|The New Dante|
We are taught never to judge a book by its cover, but sadly that’s what “Devil May Cry’s” fanbase has been doing to the new reboot in the DMC series. You’ll hear whiny fanboys complain “It’s not Dante,” or “This game has been ruined.” To tell you the truth, I kind of felt this way too until I actually started to play the game and, well, to those who shared my old sentiment I bring this message: Shut up and sit down to play this amazing game!
Dante is back in Ninja Theory’s reboot of the “Devil May Cry” franchise, and while he looks a bit different he’s still the same badass we’ve come to know and love. This game retains all of the old “DMC” traditions while adding some new ones to the mix.

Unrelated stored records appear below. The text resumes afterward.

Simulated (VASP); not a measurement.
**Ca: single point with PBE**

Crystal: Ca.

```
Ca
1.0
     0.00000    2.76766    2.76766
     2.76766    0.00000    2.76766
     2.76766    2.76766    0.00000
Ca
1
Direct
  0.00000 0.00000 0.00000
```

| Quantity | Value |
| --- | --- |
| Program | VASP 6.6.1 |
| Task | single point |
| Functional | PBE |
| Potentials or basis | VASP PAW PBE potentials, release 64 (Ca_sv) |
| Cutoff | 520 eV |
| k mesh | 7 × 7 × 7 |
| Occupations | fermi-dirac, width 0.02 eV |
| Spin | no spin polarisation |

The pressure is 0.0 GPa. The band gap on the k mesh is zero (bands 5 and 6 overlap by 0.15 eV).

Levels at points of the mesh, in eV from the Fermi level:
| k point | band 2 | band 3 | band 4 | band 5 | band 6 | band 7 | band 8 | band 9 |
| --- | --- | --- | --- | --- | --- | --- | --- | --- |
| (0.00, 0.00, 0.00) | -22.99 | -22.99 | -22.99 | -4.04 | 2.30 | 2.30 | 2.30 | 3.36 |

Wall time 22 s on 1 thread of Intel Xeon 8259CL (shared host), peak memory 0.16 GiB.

“DMC” is a new take on the series starring Dante as a demon-slaying badass who is repeatedly dragged into the world of Limbo by monsters out to kill him. He soon meets up with a medium named Kat, who is part of the Order run by Dante’s long lost brother Vergil. Together, they seek revenge on the demon king Mundus for murdering their mother and banishing their father.
The storytelling here is top notch due to the fact that every cutscene is motion captured and read live. It all helps immerse you in this new retelling of Dante’s origin. The dialogue, while well written at times, can be just a joke. Dante meets one of Mundus’s generals and they proceeds to have a “F@ck you” competition with each other. Not exactly the best work of the year, but it does get across the point that this is a younger and more brash Dante. Still, it could have been worked on a bit more. Don’t worry, there are still a lot of classic “DMC” lines so it’s all good, fanboys.
|Kat joins the roster of DMC women|
The gameplay has been reworked a bit while still keeping the foundation the previous games have laid. Dante has access to his trusty sword Rebellion and his duel pistols Ebony and Ivory along with new weapons he’ll pick up along the way. The control scheme has been reworked, so switching between demon and angel weapons is just a simple hold of the trigger and release. This adds so many layers to the combat the I felt was always lacking in the previous games.
|Aerial Combat has been re-vamped|
The combat is amazing, making you feel like a total badass when you switch weapons and lay down unholy death on these demons. The style-point system is back as well and adds a bit of replayability when you’re trying to go for the highest combo score out on the leaderboards. The thing with the style system is now it seems way too easy to get the coveted SSS rank that you would have to strive for in past games. In fact, it’s like this for the combat in general. In the past games, I would have to moderate myself in attacking then dodging, but now I can just hack away and get praised for it. To counteract this, “DMC” has seven – yes seven – difficulties.
The visuals of the game are gorgeous. While almost greyed out in the human world, once you hit Limbo the visuals come to life. Limbo has a wide assortment of bright colors to show off the lunacy of the world. Bits of the city are torn apart as the demons continue on their quest to stop Dante. As you walk through the levels, you’ll also notice the floor rotting with grime, webs and blood making you want to get out of their as soon as you can. It’s something that has to be seen. Limbo is like art. Mind you, art made by the mind of a mad man.
|Kickin’ ass in Limbo|
The bosses themselves add to the visual aspect by being sick, twisted creatures of demon lore. Just wait until you see the succubus and try not to be disgusted.
The soundtrack reflects the visuals as well, ranging from hard-hitting tracks from the band Combichrist to electro-dubstep from the trio known as Noisia. All the tracks work well with what’s happening, adding a sense of urgency and just plain badassery.
Dante may be starting over, but he sure did hit the ground running. “DMC” has instilled new life in a franchise that hasn’t been seen since the launch of this generation of consoles. While this game is a bit easy, and its dialog can be a bit juvinile and lackluster, the reworks to the game make it easy to look over that fact. That’s why it’s easy to give “DMC” an 8/10. Clearly Ninja Theory has hit the jackpot here.